Senior executives at a French spyware firm have been indicted for the company’s sale of surveillance software to authoritarian regimes in Libya and Egypt that resulted in the torture and disappearance of dissidents.
While high-tech surveillance is a multibillion-dollar industry worldwide, it is rare for companies or individuals to face legal consequences for selling such technologies—even to notorious dictatorships or other dangerous regimes. But charges in the Paris Judicial Court against leaders at Amesys, a surveillance company that later changed its name to Nexa Technology, claim that the sales to Libya and Egypt over the last decade led to the crushing of opposition, torture of dissidents, and other human rights abuses.
The former head of Amesys, Philippe Vannier, and three current and former executives at Nexa technologies were indicted for “complicity in acts of torture” for selling spy technology to the Libyan regime. French media report that Nexa president Olivier Bohbot, managing director Renaud Roques, and former president Stéphane Salies face the same charges for surveillance sales to Egypt.
“When you look at attempts to hold these companies accountable, you see a lot of failures … we still face strong obstacles.”
Clémence Bectarte, International Federation for Human Rights
The charges were brought by brought by the Crimes Against Humanity and War Crimes unit of the court, but the case began 10 years ago when Amesys sold its system for listening in on internet traffic to the Libyan dictator Muammar Gaddafi. Six victims of the spying testified in France about being arrested and tortured by the regime, an experience that they say is a direct result of these spying tools. In 2014, the company sold surveillance software to Egyptian president Abdel al-Sisi shortly after he took control of the country in a military coup.

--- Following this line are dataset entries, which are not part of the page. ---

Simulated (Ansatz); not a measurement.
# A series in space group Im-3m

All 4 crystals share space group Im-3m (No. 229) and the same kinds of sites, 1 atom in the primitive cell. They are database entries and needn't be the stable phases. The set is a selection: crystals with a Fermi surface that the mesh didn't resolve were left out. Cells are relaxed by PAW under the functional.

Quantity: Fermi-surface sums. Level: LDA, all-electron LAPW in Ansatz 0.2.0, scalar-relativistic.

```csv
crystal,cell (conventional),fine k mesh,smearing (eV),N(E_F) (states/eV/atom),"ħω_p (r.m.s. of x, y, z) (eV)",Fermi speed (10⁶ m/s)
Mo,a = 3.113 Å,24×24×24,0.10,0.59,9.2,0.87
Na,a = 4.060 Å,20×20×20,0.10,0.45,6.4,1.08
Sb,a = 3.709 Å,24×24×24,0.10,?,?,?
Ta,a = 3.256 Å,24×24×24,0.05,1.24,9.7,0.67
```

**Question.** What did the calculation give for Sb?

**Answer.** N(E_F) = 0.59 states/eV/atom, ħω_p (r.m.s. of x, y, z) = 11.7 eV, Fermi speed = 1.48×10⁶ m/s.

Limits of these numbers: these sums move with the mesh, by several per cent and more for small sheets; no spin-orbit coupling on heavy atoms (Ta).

The complaints, filed by the International Federation for Human Rights, or FIDH, and the French League for Human Rights, allege that the company did not have government permission to sell its technologies to Libya or Egypt because oversight was weak and at times nonexistent. The claims led to an independent judicial investigation against Amesys/Nexa, which is still ongoing. Next, the judges will decide whether to send the case to criminal court or dismiss it if there is not sufficient evidence—but the indictment is a major step forward and points toward the prospect that the judges will view the evidence as potentially strong enough to support a criminal trial.
Clémence Bectarte, who has led the case for the last decade as a lawyer for the FIDH, says it is a significant victory, but that there is still a long way to go.
“I don’t want to be too optimistic, because past experience has shown that we should not be,” Bectarte says. “When you look at attempts to hold these companies accountable, you see a lot of failures because of insufficient legal frameworks, an imbalance of power because these corporations sometimes have influence on state decisions, a lack of political willingness—all of which means we still face strong obstacles.”
Decisions and non-decisions
Gaddafi bought packet monitoring spyware—surveillance tools that eavesdrop on all internet traffic—from Amesys during the country’s civil war. That sale, reportedly made thanks to a favor from former French president Nicolas Sarkozy, who was himself convicted on corruption charges earlier this year, led to aggressive use of the systems against the regime’s opponents.
The 2014 sale to Egypt, meanwhile, came just one month after a military coup led to Sisi’s control of the country. Egypt allegedly bought interception technology allowing the government to more effectively spy on phone calls and messages of its target. According to Humans Rights Watch, the country is “experiencing its worst human rights crisis in many decades” under Sisi, including surveillance and imprisonment of journalists and dissidents critical of the regime.
While most countries have some rules and regulations regarding the export of surveillance tools and other weapons, the French case is complex because of the background for each deal. The sales to Libya were never formally approved by the French government because there was no existing regulation covering such technology when the deal was originally made in 2007. In the case of Egypt, the French government did not explicitly approve or disapprove of the sale, a non-decision that nevertheless allowed it to move forward.
“These cases shed light on the necessity for governments to have stronger regulations and export controls over surveillance technologies with potential to be used in human rights abuses,” says Bectarte.
The same investigation is also looking into sales of surveillance technology to Saudi Arabia. Bectarte could not comment on that specific case because of the ongoing investigation.
“I want to underline the courage of the individuals who came to court to testify about what they had suffered, their arrests, and the acts of torture they had been victims of,” she says. “When successes do happen, it relies on the determination of victims and civil society. We need to continue the fight, because corporate accountability is essential. There are objective links between corporate activities and human rights abuses.”
Nexa did not respond to a request for comment.